Maxwell Anderson, director of the the Indianapolis Museum of Art, former director of the Whitney Museum and past president of the Association of Art Museum Directors (AAMD), responds here to Rooting Out Loot. Keep those e-mails coming!
You’ve raised an important issue facing art museums: retrospective research on works lacking clear provenance. This has to be approached methodically, as you suggest, since there are so many issues triggered by reviewing objects often lacking more than a bill of sale.
But it seems to me that before tackling what might be involved in such a vast inquiry, it’s more urgent to agree on what’s appropriate in future acquisitions–and many directors, including me, have misgivings about the current AAMD guidelines. Because of the “10-year” rule and the blanket exception provided for works of great significance, the Guidelines are out of step with approaches being taken by our colleagues around the world.

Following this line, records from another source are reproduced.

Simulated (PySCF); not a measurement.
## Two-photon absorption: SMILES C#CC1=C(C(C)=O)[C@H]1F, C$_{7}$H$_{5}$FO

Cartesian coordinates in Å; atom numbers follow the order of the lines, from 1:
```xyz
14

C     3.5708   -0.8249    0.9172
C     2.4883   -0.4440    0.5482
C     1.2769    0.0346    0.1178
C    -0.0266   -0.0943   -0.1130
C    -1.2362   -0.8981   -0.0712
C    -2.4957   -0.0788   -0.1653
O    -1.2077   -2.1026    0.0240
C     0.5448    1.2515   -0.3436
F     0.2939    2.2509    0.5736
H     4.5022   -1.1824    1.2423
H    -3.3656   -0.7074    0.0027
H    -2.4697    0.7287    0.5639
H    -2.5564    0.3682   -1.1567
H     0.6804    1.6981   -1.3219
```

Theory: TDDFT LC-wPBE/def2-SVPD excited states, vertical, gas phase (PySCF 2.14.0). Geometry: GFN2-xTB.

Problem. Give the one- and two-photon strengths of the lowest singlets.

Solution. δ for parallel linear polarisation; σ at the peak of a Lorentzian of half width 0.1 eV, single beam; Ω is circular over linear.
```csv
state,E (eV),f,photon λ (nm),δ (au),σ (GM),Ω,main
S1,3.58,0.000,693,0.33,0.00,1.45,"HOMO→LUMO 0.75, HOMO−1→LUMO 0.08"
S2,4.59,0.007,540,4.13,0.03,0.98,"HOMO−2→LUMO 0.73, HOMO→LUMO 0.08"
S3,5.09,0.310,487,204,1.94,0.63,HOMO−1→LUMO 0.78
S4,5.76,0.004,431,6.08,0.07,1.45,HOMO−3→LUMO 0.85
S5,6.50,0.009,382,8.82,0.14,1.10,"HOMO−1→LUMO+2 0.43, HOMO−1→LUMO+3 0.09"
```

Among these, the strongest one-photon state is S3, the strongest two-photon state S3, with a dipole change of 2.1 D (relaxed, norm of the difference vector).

Once we’ve agreed on a more disciplined approach to evaluating future purchases, gifts, bequests, and exchanges, we’ll be better equipped to address retrospective research. No less importantly, we’ll be in a better position to advocate two important objectives: 1) a rational federal approach that harmonizes conflicting applications of the CPIA of 1983 and the National Stolen Property Act, and 2) the promulgation of a legal market in antiquities that can reduce looting, deal sensibly with chance finds, and provide revenue to source countries for the protection, research, and care of objects in their possession.